Parallel

The polaris.parallel module provides a unified interface for querying and managing parallel resources across different computing environments. It abstracts the details of various parallel systems, allowing tasks and steps to request resources and construct parallel execution commands in a system-agnostic way.

Public API

The following functions are available in polaris.parallel:

  • get_available_parallel_resources(config): Returns a dictionary describing the available parallel resources (cores, nodes, cores per node, etc.) for the current environment, as determined by the selected parallel system.

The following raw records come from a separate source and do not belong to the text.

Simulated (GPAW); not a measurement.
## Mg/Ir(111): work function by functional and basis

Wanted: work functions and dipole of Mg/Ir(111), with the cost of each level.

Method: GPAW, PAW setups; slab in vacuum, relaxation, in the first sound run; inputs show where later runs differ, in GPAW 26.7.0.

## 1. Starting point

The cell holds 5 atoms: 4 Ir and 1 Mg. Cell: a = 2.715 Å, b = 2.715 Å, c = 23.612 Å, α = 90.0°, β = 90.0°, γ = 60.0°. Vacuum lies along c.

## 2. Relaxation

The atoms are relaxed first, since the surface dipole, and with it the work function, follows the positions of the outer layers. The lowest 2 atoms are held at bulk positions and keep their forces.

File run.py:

  • set_cores_per_node(config, cores_per_node): Sets the number of cores per node in the configuration, updating any relevant settings for the current parallel system.

  • get_parallel_command(args, cpus_per_task, ntasks, config): Returns the command (as a list of strings) to launch a parallel job with the specified arguments, CPUs per task, and number of tasks, using the appropriate parallel launcher for the current system.

  • run_command(args, cpus_per_task, ntasks, openmp_threads, config, logger): Runs a parallel command with the specified resources and OpenMP thread count, using the appropriate launcher and logging output.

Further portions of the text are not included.